Apocalypse Averted With Collective Juddering

The vast majority of people worldwide, as well as millions in the UK, do not have their needs met – let alone live lives of luxury from which air travel and weekly shopping sprees could be painlessly stripped out and replaced for example with dance lessons. 

Why, yes, I am reading the Guardian. How could you tell?

The paper’s leader writer, Susanna Rustin, is very much troubled by thoughts of impending catastrophe and is keen for your routine shopping – for groceries and maybe a pair of shoes – to be replaced, “painlessly,” with forms of “artistic expression and creativity.” Like dance lessons. It would, of course, be “a reordering of society.”
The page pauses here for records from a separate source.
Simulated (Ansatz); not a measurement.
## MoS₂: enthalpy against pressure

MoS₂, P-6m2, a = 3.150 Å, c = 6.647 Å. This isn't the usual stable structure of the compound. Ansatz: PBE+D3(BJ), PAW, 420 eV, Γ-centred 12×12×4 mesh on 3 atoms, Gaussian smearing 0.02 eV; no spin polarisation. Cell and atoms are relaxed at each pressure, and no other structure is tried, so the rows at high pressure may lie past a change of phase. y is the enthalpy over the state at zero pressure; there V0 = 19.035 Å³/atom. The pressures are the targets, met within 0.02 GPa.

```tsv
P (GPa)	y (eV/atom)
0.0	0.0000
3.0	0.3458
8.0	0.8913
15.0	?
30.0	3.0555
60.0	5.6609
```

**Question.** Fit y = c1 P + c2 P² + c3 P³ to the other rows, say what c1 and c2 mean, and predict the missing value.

When so many of the pleasures that we take for granted in the west, and that are desired by billions of people who do not yet have them, are so carbon-intensive, it is surely incumbent upon us to think very hard about the things in which we take joy and meaning that are less demanding of energy and resources.

Because “dancing and singing could be part of the solution to the climate emergency.” It says so here.

If capitalists, politicians and scientists have so far not found the answers – and the global mass movement of people called for by Greta Thunberg and others is, despite recent progress, still proving elusive – could the creative arts possibly provide one means to break the impasse? If the climate emergency is seen as the consequence of a failure of imagination, then this would seem to make sense.

We will save the planet with our expertise in jive, quickstep and Viennese waltz.

this would seem to make sense.

Though presumably we may have to gyrate without shoes.